It’s Not TOO Late: Order for Spring Planting and Save 10-25%!
Time is running out! 31 varieties are already sold out, and we hope to wrap up spring shipping on Monday, May 4 – so even if you wait until June to plant, NOW is the time to order our easy, gorgeous iris, daylilies, dahlias, glads, tuberoses, rain lilies, crocosmia, and crinums for a summer full of beauty and excitement.
Like saving money? See our Bulbs on Sale page for 24 frugal jewels now at savings of 10-25%.
Can’t decide? Try our fabulous Intro to Heirlooms ($35 worth of great bulbs for just $30), Dreamy Dahlias, Pint-Sized Glads, or other easy samplers.
Just make sure to order SOON or you’ll miss out on all the fun!
LAST WEEK for Iris and Daylilies!
Spring is in a rush here, and our iris and daylilies will soon be too far along to transplant safely, so this FRIDAY is the last day to order them. Seven are now on sale at savings of 10-25%, including lavender-pink ‘Susan Bliss’ (now just $6.40) and peachy-pink ‘Evelyn Claar’ ($7.20). You’ll get extra value in our Classic Daylilies sampler, too – a fifth daylily for free!

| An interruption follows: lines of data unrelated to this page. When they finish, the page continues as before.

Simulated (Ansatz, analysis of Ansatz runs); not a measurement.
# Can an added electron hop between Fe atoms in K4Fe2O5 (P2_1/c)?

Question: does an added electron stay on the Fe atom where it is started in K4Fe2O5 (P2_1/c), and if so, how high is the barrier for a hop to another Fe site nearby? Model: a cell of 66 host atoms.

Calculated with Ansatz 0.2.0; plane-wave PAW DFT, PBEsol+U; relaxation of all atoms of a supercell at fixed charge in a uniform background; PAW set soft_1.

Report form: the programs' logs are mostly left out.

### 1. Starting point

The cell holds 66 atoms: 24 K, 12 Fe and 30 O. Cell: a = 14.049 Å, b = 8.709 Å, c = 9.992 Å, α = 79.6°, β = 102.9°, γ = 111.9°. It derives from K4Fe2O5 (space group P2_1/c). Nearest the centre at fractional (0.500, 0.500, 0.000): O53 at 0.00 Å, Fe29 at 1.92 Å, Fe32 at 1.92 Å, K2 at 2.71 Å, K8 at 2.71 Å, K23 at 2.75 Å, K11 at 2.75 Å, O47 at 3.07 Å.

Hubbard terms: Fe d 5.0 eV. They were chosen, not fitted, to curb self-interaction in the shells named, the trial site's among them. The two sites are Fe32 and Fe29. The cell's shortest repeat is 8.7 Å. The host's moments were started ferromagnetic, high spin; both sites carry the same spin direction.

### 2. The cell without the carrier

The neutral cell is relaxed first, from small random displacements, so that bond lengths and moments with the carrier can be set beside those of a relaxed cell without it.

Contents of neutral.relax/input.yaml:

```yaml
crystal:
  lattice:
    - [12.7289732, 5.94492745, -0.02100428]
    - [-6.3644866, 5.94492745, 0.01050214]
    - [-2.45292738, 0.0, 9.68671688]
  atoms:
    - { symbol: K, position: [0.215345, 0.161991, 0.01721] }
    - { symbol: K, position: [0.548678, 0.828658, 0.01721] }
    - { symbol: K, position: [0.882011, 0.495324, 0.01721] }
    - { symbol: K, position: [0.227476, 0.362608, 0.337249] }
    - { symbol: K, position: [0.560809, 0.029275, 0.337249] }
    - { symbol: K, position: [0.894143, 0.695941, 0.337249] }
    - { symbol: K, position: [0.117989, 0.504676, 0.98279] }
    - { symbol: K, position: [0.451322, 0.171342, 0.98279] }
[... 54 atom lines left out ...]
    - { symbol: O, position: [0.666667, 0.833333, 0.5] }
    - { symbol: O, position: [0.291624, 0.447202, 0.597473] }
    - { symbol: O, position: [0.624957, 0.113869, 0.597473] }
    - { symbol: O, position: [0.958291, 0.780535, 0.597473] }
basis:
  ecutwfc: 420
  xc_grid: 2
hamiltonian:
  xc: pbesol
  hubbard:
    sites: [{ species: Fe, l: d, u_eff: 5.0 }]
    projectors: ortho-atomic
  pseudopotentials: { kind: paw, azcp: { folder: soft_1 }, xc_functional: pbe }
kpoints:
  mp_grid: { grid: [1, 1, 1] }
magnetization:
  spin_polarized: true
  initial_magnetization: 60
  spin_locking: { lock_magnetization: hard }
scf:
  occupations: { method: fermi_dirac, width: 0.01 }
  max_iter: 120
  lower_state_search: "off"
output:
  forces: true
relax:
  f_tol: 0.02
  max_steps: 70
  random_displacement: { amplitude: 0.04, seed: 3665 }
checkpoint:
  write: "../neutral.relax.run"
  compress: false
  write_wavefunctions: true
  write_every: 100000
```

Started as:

See what you’ll get here. We dig all of our iris and many of our daylilies the day we ship them from our Ann Arbor micro-farms. Plant them immediately and they’ll start multiplying happily and reward you forever – but only if you order by midnight this Friday!
Dahlia Accolades: 5 RHS Award Winners, 3 Tough Survivors in Maine
Of the more than 75,000 plants available to gardeners today, less than 10% have been honored by the Royal Horticultural Society with its prestigious Award of Garden Merit. These exceptional plants have proven their worth as “the best for all-around garden value.”
The RHS regularly updates the award list, and since availability is one criteria, varieties that have become hard to find are often dropped from it – making it all the more impressive that five of our heirloom dahlias are current AGM-winners: ‘Clair de Lune’, ‘David Howard’, ‘Glorie van Heemstede’, ‘Kidd’s Climax’, and already sold-out ‘Bishop of Llandaff’.
Another impressive accolade comes from our good customer Judith Mitchell of Waldoboro, Maine. “I got my first dahlias from you while it was still pretty chilly here in zone 5b,” she writes, “so I very carefully put my tubers aside to wait for warmer weather. Well, you can probably guess what happened – that’s right, I couldn’t find them. In fact, it was well into July when I almost literally stumbled upon them out in the shed.
“Ay-yi-yi, I thought. I immediately planted them with many apologies to the little guys, thinking, of course, that all was lost, I’d get nothing, and it was my own damned fault.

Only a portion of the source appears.